The "war of the tomatoes"
Tomatoes bring a lot of foreign currency back to Mexico. Its export sales have indeed more than doubled in the past ten years, giving Mexico the enviable position of the world's leading exporter, ahead of the Netherlands. In 2017 (according to the latest available figures, published by the Atlas agroalimentario 2018 of the SIAP), no less than one and a half million (1,576,000) tons of Mexican tomatoes have left the territory, mainly to the United States* but also to Canada, a potentially buoyant market.
Total production, also growing steadily since 2013 (and 10th in the world rankings) amounts to more than 3 million tons, still in 2017**. Mexican tomatoes are mainly produced in the state of Sinaloa (more than 900 thousand tons in 2017), but the other traditionally producing states have also seen their sales increase take off. The state of San Luis Potosí, for example, has increased its production 300 percent since 2012, which has help it climb to the second national ranking production state.
This market growing dynamism is not so well seen by its main client. And the United States would apparently be ready to reopen a "tomato war". As a reminder, in 1996, Florida tomato growers led an offensive against the US Department of Commerce, accusing Mexican producers of unfair competition to enter the market. The trilateral agreement (NAFTA) suspended the ongoing investigation, and Commerce then negotiated a "suspension" agreement with producers, establishing guaranteed price compliance. In 2012, a new petition from Florida producers reactivated the “trade controversy”. The suspension agreement was then renewed, thus avoiding protectionist measures on the part of the United States.

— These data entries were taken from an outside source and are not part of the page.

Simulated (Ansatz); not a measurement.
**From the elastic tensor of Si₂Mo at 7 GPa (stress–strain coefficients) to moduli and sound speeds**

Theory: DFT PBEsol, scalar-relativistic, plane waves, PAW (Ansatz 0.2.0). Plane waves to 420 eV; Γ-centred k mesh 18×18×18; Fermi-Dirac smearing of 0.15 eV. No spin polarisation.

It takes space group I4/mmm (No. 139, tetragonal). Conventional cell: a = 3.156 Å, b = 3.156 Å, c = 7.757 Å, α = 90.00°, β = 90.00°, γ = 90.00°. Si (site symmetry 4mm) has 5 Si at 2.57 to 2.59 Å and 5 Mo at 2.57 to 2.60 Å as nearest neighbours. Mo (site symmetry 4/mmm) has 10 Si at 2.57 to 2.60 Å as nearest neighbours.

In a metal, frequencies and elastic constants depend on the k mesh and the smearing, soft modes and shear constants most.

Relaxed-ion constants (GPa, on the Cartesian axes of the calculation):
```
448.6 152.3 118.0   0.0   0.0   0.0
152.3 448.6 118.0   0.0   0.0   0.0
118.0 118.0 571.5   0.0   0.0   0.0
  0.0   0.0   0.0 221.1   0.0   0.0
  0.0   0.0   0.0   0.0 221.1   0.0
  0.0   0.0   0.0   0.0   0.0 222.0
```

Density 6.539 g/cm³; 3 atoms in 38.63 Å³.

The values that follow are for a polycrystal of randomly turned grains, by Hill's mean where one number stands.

Unfortunately, this agreement is coming to an end in 2019 ... reviving said controversy. President Donald Trump has already unearthed the hatchet by deciding on Tuesday, May 7, to revoke the suspension agreement and raise tariffs to 17.5% for Mexican tomatoes, on the grounds the implementation of anti-dumping measures (Expansion). A decision that should appeal to some of its electorate in Florida, but that will probably increase the price of Ketchup (among other products)!
Thus… "The tomato war" is has been officially declared!